The Aquarium

whaleshark

The centerpiece was a stuffed shark. Its back had been broken in several places, and stuffing was leaking out of its sides, giving it the incongruous homeliness of an old sofa. A stuffed alligator was pinned up on a wall; its thick varnish had gone black and viscous with age. A Victorian collection of butterflies and other insects had been propped in glass cases against another wall. Every exhibit had lost wings, legs, scales, antennae, bits of thorax -- and these fragments had collected in dusty mounds at the bottom of each case. There were two stuffed seals, oddly bulgy and crooked, like vaudeville horses. One prominent case contained a peculiar, pinkish jigsaw puzzle. After a bit of study, it was possible to make out legs and shells. Further thought revealed that a man in search of a hobby to keep him occupied during the long winter evenings might just conceivably assemble all these pieces to make a pair of lobsters.

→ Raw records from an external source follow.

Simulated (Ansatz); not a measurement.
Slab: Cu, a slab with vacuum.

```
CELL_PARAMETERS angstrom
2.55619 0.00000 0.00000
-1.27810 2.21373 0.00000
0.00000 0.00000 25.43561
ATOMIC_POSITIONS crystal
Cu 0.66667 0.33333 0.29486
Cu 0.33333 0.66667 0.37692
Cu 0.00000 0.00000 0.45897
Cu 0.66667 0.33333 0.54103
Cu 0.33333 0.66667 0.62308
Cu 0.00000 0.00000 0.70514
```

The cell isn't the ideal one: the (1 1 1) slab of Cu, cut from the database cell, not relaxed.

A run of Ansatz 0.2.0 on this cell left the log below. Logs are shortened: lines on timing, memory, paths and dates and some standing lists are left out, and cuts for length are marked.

The attendant plucked at my arm. There was a farther room -- the aquarium itself. It was not just any old aquarium, either. It looked more like the den of a mad poisoner. The shelves of the room were lined with druggist's jars, and every jar was packed solid with dead fish. The jars had been filled on much the same principle as the seating arrangements in a Cairo streetcar: their contents had been piled in, higgledy-piggledy, without respect to species, genus, habitat or anything else. Fish from the sea and fish from fresh water enjoyed in death the same solution of formalin. Their colors had gone long ago; now their corpses had blended to a uniform creamy white. I spotted eels, mullet, perch, sea horses, catfish, carp, sardines, bass, groupers -- all stirred up together into a gruesome fish pie. The room was high with the thin stink of their preservative.

I gave the attendant a pound. For such a comprehensive little tour of Cairo, it seemed the smallest tip that I could reasonably offer.

-- Jonathan Raban, Arabia: A Journey through the Labyrinth (New York: Simon and Schuster, 1979), pp. 292-93.